As I step into the last half of the first week of summer holidays I do not see the summer that I was anticipating.
Work. I must be ready, willing and able to work. And I am. I am scheduled to work quite steadily throughout the month of July. While this is a good thing and I appreciate how fortunate that I am, it is disheartening because the majority of the hours are 4 hour shifts at minimum wage. I could earn the same dollar amount by working two, 7 hour shifts at my first job as I do by working five, 4 hour shifts at my second place of employment. Sigh.
What this boils down to is an erosion of the time available to work on that-which-I-planned-to-accomplish this summer.
I don't do well when I have small pockets of time to accomplish 'big' things. I know that I must relearn the art of squeezing in what I can, with what I've got. I know that once I sink my teeth into something that matters to me, I gain a momentum where I can make things happen.
I thought I would have the gift of time this summer. Time to put the challenges of the year behind me, take a breath and breathe new life into an old project. Time to dust off an old idea and pursue it. Or even making the time to clean this 'old' house!!
What were my goals before my plans were derailed?
- Take time to be quiet with my thoughts. Down time. Alone time. Time to reflect.

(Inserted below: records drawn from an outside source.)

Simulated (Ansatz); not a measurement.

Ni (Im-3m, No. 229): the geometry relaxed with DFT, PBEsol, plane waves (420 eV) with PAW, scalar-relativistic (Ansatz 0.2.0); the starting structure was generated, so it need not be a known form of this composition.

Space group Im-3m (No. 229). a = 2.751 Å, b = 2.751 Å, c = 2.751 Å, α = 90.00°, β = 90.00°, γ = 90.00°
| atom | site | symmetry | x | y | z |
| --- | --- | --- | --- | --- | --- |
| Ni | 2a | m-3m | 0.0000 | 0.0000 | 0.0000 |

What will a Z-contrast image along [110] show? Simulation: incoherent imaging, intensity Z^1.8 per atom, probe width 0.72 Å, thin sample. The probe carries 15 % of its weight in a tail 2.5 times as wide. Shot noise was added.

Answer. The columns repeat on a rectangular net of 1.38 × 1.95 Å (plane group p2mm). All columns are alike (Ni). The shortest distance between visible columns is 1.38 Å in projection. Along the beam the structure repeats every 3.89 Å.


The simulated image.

- Write. Write. And write some more. My dad's family history book. Some thoughtful and reflective words for the columns that I write. Write cards, notes and emails to friends and family whenever the urge strikes.
- Dejunk, declutter and rid this house of that-which-we-no-longer-need. The excess is weighing me down. I can feel it at every turn.
- A Retreat. One for myself. One with My Youngest. One with friends.
- Follow through on my plan to meet up with a cousin. I initiated this idea around the same time that a lot of my other Great Ideas got derailed. Following through with the intent that I originally had is symbolic. I have let too many passions and ideas fall through my fingers this past year. A part of me which had sprung to life and was thriving ... is dying a slow death.
There is no limit as to where this summer could lead. No matter what I perceive my limitations to be. I just need to take one step in a forward direction.